So you need to figure out your ring size. Maybe you’re buying something online. Maybe it’s a surprise gift and you can’t exactly ask. Either way, you’re here because guessing feels risky — and honestly, it is.
A ring that’s even half a size off can go from slightly annoying to genuinely uncomfortable by the end of the day. And getting it resized? That costs money, takes time, and for some materials — tungsten, titanium, ceramic — it’s flat out not possible.
The good news is you don’t need to walk into a jewelry store to get this right. Here’s what actually works.
Method 1: Paper Strip (The Classic)
Grab a thin strip of paper — nothing fancy, just tear one off from any sheet. Wrap it around the base of the finger. Snug, but not cutting in. Mark where it overlaps, then lay it flat on a ruler. Measure in millimeters. Done.
That number is your circumference. 52 mm puts you at roughly a US size 6. Around 57 mm? You’re closer to an 8.
Here’s the part most people skip: do NOT measure in the morning. Fingers are noticeably slimmer when it’s cold or when you’ve just woken up. Measure in the evening, after your body’s been active for a few hours. That’s when your fingers are at their actual, everyday size.
Method 2: Use a Ring That Already Fits
Already have a ring that fits the right finger? Perfect — this is faster and honestly more reliable than the paper method.
Lay it flat on a ruler. Measure the inside diameter (that’s the gap across the hollow part, not the outer edge). In millimeters.
16.5 mm = US size 6. 18.2 mm = size 8.
If you’re buying a surprise gift, this is gold. Borrow one of their rings for literally 60 seconds, measure it, return it. They’ll never know. You can also place it on a printed size chart from any jeweler’s website — just print at 100% scale, not “fit to page,” or the circles will be slightly off and throw your whole reading.
Method 3: Printable Ring Sizer
Free on almost every major jewelry brand’s website. You print the page, cut out the strip, wrap it around your finger, and read the size where it lines up on the scale printed right on the paper.
It sounds too simple, but it genuinely works — when done right.
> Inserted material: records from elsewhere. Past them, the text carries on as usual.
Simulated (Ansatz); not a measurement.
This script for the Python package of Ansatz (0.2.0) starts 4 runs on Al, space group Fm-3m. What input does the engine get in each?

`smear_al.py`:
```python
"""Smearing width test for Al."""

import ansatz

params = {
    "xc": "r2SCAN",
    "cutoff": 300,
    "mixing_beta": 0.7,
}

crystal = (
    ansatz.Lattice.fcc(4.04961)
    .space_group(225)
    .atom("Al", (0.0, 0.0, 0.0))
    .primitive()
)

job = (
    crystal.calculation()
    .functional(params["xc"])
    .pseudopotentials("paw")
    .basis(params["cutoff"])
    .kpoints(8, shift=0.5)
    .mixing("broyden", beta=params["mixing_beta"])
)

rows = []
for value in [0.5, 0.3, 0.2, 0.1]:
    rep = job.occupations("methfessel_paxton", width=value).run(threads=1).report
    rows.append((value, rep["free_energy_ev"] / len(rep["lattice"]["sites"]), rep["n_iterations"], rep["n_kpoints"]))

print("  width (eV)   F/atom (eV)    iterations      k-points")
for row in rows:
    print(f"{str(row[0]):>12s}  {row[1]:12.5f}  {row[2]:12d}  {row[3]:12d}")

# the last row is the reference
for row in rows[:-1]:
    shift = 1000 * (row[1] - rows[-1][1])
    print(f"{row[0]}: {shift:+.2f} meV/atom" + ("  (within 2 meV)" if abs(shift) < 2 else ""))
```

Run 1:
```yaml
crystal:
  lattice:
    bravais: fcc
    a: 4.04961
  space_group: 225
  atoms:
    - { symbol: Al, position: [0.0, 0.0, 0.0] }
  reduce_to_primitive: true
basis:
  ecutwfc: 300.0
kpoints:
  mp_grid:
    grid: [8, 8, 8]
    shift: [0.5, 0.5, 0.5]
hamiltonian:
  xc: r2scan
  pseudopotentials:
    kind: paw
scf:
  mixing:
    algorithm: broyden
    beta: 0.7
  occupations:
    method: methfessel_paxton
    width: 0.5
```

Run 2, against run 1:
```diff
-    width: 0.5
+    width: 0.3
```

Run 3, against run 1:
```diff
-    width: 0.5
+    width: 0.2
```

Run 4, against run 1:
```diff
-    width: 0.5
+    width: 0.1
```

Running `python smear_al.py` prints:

The mistake people make: printing with “fit to page” turned on. That option scales the document slightly to fill the paper, which means every circle and every measurement is just a tiny bit wrong. Before you trust the printout, grab a ruler and check the reference bar on the page. It’ll say something like “measure this line — it should be exactly 1 inch.” If it isn’t, reprint.
Method 4: Ring Sizing App
A few jewelry brands have built apps that use your phone camera and a reference coin to measure ring diameter. You put a coin (any coin with a known diameter works) next to your ring on a flat white surface, open the app, and it calculates the size.
Accurate? Usually within half a size, which is good enough for most purchases. Where it falls apart is bad lighting, a tilted camera, or skipping the calibration step at the start. If the app asks you to calibrate first — do it. That step is the whole reason it works.
Method 5: Get Professionally Sized Once
Yes, this technically involves leaving the house. But hear me out.
Getting sized at a jeweler takes about 30 seconds, costs nothing, and gives you a number you can use forever. They use a ring mandrel — basically a tapered metal rod with sizes marked on it — and slip a few rings on your finger until one fits right. That’s it.
Once you have that baseline, every at-home method becomes a quick confirmation rather than a guess. Worth doing at least once.
Why Your Ring Size Isn’t Always the Same Number
This part’s important and most guides either skim over it or skip it entirely.
Your fingers change size. Not dramatically, but enough to matter when you’re shopping for rings.
Temperature is the biggest factor. Cold hands are smaller. Hot, swollen summer hands are bigger. If you measure during winter and then wear the ring through July, it may feel tight. Measure at room temperature, not right after coming in from the cold.
Morning versus evening also makes a real difference. Fluid collects in your body’s extremities throughout the day. By evening, your fingers are measurably larger than they were at 7am. For most people it’s a small difference — but in ring sizing, small matters.
Weight fluctuations affect it too. If you’ve put on or lost a meaningful amount of weight recently, a ring from two years ago isn’t a reliable reference anymore.
Pregnancy is a big one. Fingers can swell significantly, especially in the second and third trimesters. Best to wait until things have settled post-delivery before buying fitted rings.
And one people always forget — your dominant hand is larger. Usually by about half a size. If you’re measuring for your right hand, measure your right hand. Don’t assume it matches the left.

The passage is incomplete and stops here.